Currently, modem transmissions can be made as quickly as the Java code can handle making them. In a test singleplayer world, I can get a computer to broadcast on the order of 500 000 packets per second. This effectively floods the entire event queue of any other computer listening in to the same channel, making it inoperable.

This capacity for computers to transmit hundreds of thousands of packets per second is so undesirable that basically any competent server forbids it in some way. As a result, enforcing at least a loose cap on transmission rate at the software level should be able to prevent the worst of those issues from happening to begin with.

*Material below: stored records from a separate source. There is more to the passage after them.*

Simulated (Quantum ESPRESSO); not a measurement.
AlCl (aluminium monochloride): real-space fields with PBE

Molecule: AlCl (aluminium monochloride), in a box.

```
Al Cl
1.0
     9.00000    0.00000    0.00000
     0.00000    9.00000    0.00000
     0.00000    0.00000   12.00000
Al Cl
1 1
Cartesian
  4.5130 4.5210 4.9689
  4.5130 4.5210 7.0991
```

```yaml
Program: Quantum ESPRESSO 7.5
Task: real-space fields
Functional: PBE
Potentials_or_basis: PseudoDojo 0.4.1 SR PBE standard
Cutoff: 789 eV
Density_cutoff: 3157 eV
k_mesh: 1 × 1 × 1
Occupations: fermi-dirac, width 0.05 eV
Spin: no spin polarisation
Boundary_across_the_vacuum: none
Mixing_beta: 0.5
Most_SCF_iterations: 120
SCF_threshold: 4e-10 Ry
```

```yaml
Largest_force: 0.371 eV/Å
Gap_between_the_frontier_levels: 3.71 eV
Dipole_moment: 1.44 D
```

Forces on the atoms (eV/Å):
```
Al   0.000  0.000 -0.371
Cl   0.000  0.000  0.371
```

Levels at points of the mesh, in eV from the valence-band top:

When it comes to securing traffic, the issue is even worse. Asymmetric cryptography operations are disproportionately expensive and the receiver can't tell whether it should trust an incoming handshake packet until it performs the operation. Even protocols running on regular computers have to handle this, the Wireguard whitepaper has an entire section on capping handshakes under load. Their solution isn't applicable here because it relies on IP addresses being somewhat hard (though not impossible) to acquire/spoof, which doesn't fit our model.

Potential Solution 1: Enforcing a Fixed Cap per Modem or Transmitting Computer

Something like one message for every 1 ms makes it hard to flood queues, although it doesn't solve the asymmetric cryptography issues since they clock in at ~30 ms per operation. There are at least 2 problems with this: First, programs that transmit large amounts of data would need to buffer them up and send the entire thing at once. Second, modem.transmit doesn't yield, so it can't yield without making a breaking change, as a result the program must block during the transmission period.

Potential Solution 2: Adding an Effort Parameter and Filtering

Another approach would be to add a new "effort" parameter to a transmission, where transmissions with higher effort values take longer to make. The receiver then could filter the incoming packets to those that contain a minimum effort value, and drop everything else, this filter value could dynamically rise and lower depending on load. There are also problems with this approach: Mainly, it is very specific and most programs wouldn't benefit from it without changes, and it also has the yielding problem of the above proposal.

commented

Maybe I could pitch in with an idea as well, there could be some sort of range radius curve applied to each channel, as it is with frequency (the higher the frequency, the lower the radius, and the more data it transmits), that way players could fine tune their tooling while keeping a sort of backwards compatibility

commented

maybe add a config value for how many modem messages can be sent by one computer, and how many can be sent on a channel?